By Victoria Lim 

Being in a uniform is easy, effortless, and stylish; you have guidelines and rules you should follow, and the results are always nice, just as expected. On the other hand, when you want to experiment, mix and match, and blend two styles which aren’t always that similar, you never know how things will work out, especially when it comes to interior design. If you overdo it, your eyes will become tired and won’t know where to land or to look, and the room will look chaotic. If you’d like to keep things dynamic and interesting yet perfectly balanced, read on to discover five examples of perfectly blended interior design styles:


It’s rare for it to happen, but two essentially different styles can actually blend in perfectly and become an even better style. That’s exactly what happened with Japandi, one of the recent design trends that allowed us to blend rustic Nordic vibe with traditional elegance of Japan. Even though they come from different cultures and different parts of the globe, these styles are based on similar principles: importance function-driven spaces, beauty of minimalism, and a touch of statement pieces. Japandi rooms usually have a darker base of a saturated, neutral shade and light woods with black hues create a beautiful contrast. The furniture is practical and has clean lines, and there are pieces of both light as well as painted woods.


Chalets and urban homes

Timber and stone have been around for thousands of years, and when it comes to materials, it doesn’t get any more traditional than that. On the other hand, it’s quite a surprise to discover that these materials can be combined with perforated steel and glass and that they give such elegant results. This traditional chalet hides a charming, contemporary interior with plenty of light and open space that resembles a quirky NY loft. There is a mezzanine connected to the living room with a thin metal staircase, and plenty of light wood blends in perfectly with metal and stone to create an industrial-style interior that’s become popular in the past several years.


We’ve already established that there’s no need for all your furniture to come from a certain era, but combining styles that are essentially opposites is challenging. Still, you can easily combine vintage with modern pieces and make it look like they’ve always belonged together. Traditional desks work well with a nice, modern chair, and vintage dressers shouldn’t necessarily be held in bedrooms – they double as living room shelf or a TV console. Elegant and modern stone tile countertop will look great with vintage copper dishes and wooden cabinets, while an old secretary desk can be placed in a living room and it can work as a home bar. You can also choose to have a single vintage piece in a minimalistic modern room, or vice versa – place a sleek, modern piece to be a focal point in a room full of antique furniture.

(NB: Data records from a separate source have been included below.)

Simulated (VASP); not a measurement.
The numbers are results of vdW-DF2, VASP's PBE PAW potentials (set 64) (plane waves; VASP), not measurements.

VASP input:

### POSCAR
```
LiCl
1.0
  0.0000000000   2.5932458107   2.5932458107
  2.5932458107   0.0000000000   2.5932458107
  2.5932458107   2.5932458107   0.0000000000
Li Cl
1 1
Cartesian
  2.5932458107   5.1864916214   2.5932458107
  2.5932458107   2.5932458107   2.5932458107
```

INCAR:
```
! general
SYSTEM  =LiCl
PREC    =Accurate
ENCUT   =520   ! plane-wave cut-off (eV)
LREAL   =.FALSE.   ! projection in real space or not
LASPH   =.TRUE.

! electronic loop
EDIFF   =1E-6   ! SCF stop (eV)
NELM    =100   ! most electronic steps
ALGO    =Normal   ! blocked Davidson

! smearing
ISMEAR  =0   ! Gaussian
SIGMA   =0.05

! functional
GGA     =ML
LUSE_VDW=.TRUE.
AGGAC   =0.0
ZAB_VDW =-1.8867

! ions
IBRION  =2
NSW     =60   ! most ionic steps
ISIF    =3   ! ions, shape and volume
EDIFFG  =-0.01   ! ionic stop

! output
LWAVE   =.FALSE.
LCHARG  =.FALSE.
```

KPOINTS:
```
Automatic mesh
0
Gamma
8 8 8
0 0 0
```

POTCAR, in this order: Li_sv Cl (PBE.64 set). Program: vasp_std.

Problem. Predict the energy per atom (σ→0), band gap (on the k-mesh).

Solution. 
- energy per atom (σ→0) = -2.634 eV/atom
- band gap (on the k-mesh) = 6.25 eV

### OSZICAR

Heather Jorde is an interior designer who has managed to get her dream modern coastal home by adapting an old Boston colonial home. When they first moved in the house, she and her husband saw that there are plenty of built-in cabinets as well as wood molding, but they also had a lot of large furniture they wanted to keep which called for some improvisation. Plenty of wood in the house didn’t work well with black furniture as it made the space look cramped, so they chose white furniture instead and it was a great choice. White furniture, colorful artwork on walls, details such as mussels shells and woven baskets blend in perfectly with a fireplace, brass candleholders, and a cabinet made of dark wood.

Scandinavian touch

Because Scandinavian interior design is so popular, a lot of people want to add at least a bit of it to their homes, but not everyone is willing to remodel just so their house can have a more Nordic look. Luckily, there are many ways to add a bit of Scandinavian design to your home without doing a drastic makeover. Several pieces with simple design and crisp lines but in bold colors should do the trick – turquoise chairs, a pale pink sofa, and brightly colored cushions will freshen up the space. You can also embrace open shelving and place several smaller pots with succulents and candles on.

When it comes to mixing different design styles, you can be easily confused, but that confusion can be fatal and cause you to make mistakes which will result in chaotic rather than eclectic outcome. Not everything has to match, but on the other hand, there has to be something that all the styles you want to mix have in common. Instead of trying to come up with a solution on your own, you could hire a professional and work with them to get a result you will be satisfied with.